There is some diversity among the cases in the construction of laws of this kind, but the weight of authority seems to establish the doctrine that it is the duty of the courts to look at the whole statute, and therefrom determine as to what was the intent of the legislature. If by the terms thereof the act is made unlawful, it will usually be construed to amount to a prohibition of said act, and the imposition of a penalty will also amount to a prohibition if from the language used such seems to have been the intent of the legislature. But in the case at bar, while the company is liable to the penalty provided in the statute, there is nothing in the act which in terms prohibits the transaction of business, or declares it to be unlawful, and the particular language of the clause which imposes the penalty has no tendency to establish either of said propositions. On the contrary, its language fairly construed would seem to contemplate that the company might do business without such registration, but if it did it should pay the penalty therein prescribed for the privilege of so doing.

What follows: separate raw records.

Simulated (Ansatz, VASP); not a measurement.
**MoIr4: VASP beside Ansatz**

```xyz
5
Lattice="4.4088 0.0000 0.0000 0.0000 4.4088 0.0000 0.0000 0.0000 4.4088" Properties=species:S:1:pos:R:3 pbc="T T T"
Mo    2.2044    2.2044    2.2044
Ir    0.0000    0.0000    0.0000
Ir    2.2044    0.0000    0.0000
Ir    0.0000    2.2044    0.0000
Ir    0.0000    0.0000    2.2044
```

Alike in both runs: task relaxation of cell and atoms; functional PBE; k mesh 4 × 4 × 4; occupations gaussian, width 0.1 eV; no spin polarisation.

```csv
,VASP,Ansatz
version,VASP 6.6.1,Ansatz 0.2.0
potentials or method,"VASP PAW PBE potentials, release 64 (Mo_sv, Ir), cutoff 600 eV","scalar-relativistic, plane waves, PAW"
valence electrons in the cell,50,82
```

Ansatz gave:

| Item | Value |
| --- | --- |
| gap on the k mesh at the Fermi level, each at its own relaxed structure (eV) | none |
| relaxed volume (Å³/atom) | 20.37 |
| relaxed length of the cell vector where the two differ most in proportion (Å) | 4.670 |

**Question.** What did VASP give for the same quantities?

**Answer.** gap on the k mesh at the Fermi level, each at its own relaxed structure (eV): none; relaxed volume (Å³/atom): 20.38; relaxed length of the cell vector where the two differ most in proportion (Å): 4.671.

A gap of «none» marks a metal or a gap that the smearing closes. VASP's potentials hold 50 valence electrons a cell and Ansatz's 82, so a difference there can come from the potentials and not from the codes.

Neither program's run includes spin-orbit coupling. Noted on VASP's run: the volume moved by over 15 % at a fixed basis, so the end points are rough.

The cases cited by appellant, when applied to the facts of this case, have little tendency to sustain its contention. The investigation which we have been able to give to the *374adjudged cases tends to support the statement made by respondent in its brief that a provision like the one under consideration has never been held to render contracts void, though entered into without the authority of the statute. Some of the cases cited by appellant contain expressions to the effect that the imposition of a penalty for the performance of an act is equivalent to declaring it unlawful, but an examination of the facts will show that the provisions which they were construing were clothed in far different language than the one under consideration. The demurrer was properly sustained.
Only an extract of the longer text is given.